Friday 12 July 2013

This is a dead cycle lane. No its not, its a norwegian blue.

One aspect of the Cycling City program was the way they used Showcase Bus Routes as part of the plan







as you can see, it means that on a friday evening people have a cycle lane to follow on whiteladies road





It's not a particularly great cycle lane, but with the bus lane downhill and road widening out further up, this metre or so of paint does say "bicycles can go here". For anyone thinking "why not take the lane", on a friday evening that lane is stationary traffic. On a day when there is moving traffic, most people aren't going to be fit enough to keep with the flow all the way up the hill.

this bike lane, is important.

But not, apparently, as important as a buildout "for pedestrian safety"



This little build-out popped up without any warning, no consultation on the council web site, apparently no discussion in the bike forums, nothing.

Why has it gone up? Part of the "safe routes to school" work to the new St Johns school campus; This is the one where last year Skanska proposed making lower redland road a one-way route and stopping cyclists from contraflowing as their safe-school-run plan.

That plan got killed, but whoever wanted to do it must have been bearing a grudge, as they have effectively managed to knife the Whiteladies road cycle route instead, giving you a whole 50cm of rough tarmac and slippery paint between the pavement and the large buses.

This is not a cycle lane! It is dead!

No doubt the council will argue it is "resting", that it is a "norwegian blue" cycle lane. We know different -this buildout has killed it. The cycle team needs to admit this, and on next year's cycle maps remove the "dedicated cycle lane" from this stretch of whiteladies road. To pretend it is still there is to be the pet-shop owner in the dead parrot sketch.

There's just one little thing we have to ask of whoever designed this. Not: did you know that there was a cycle lane there before you came up with your plan? Not: how did you manage to get this in without the cycle team noticing? Not even "how do manage to bypass the entire council consultation process"?
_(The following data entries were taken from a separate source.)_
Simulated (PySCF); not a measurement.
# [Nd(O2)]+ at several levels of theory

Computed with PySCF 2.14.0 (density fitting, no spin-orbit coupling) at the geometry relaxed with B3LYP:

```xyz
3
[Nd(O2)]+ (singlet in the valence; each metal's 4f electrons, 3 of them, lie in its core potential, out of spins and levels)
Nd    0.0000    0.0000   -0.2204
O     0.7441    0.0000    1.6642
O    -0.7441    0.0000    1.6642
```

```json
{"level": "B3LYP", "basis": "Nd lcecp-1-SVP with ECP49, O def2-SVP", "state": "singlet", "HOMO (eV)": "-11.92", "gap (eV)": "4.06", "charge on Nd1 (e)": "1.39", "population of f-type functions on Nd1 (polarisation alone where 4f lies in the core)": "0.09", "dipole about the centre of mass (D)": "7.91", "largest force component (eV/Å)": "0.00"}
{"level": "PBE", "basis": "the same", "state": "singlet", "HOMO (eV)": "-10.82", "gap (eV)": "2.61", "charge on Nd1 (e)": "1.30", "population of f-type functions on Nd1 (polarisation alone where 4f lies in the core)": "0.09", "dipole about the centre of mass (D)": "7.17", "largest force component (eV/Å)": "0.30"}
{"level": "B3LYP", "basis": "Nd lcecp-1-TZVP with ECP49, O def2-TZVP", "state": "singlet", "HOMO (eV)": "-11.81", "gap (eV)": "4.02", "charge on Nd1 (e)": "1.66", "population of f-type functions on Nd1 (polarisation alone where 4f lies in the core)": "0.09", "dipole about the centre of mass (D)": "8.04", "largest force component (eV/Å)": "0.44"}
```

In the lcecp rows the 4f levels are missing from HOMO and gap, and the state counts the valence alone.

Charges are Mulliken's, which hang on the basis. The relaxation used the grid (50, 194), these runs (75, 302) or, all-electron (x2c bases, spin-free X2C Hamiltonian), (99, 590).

No its: how does slightly widening the pavement make crossing an A-Road at peak hours a safe route to school?

Uphill and downhill there are pelican crossings, the whiteladies gate one being very popular on the school run. Here, for example, is a video of people waiting to cross it when, as it goes red, a volvo school-running parent goes through it uphill (note the pedestrian to the left of the camera shaking her head in disbelief -she mustn't get out much), while the driver of the car coming downhill is too busy on the phone to do the same.



This shows that you can't safely cross whiteladies road on a weekday morning on a light-controlled or zebra crossing without expecting vehicles to cut you up. That doesn't even include the (sadly not on video) incident involving a school running Volvo dad driving over the wrong side of the oakfield road crossing traffic island. These crossings, despite their white lines and red lights are not safe to cross.

Which is why we stare at these roadworks in disbelief. Not because we care about the cyclists -they are clearly unimportant. But in complete disbelief that whoever built this thought it would make trying to walk two kids across two lanes of rush hour traffic is a safe route to school.

Because all the pinch point is doing is stopping bicycles coming up the hill at 4 mph from hitting the push chair -it does nothing for the cars and buses that are likely to cause more damage to the children.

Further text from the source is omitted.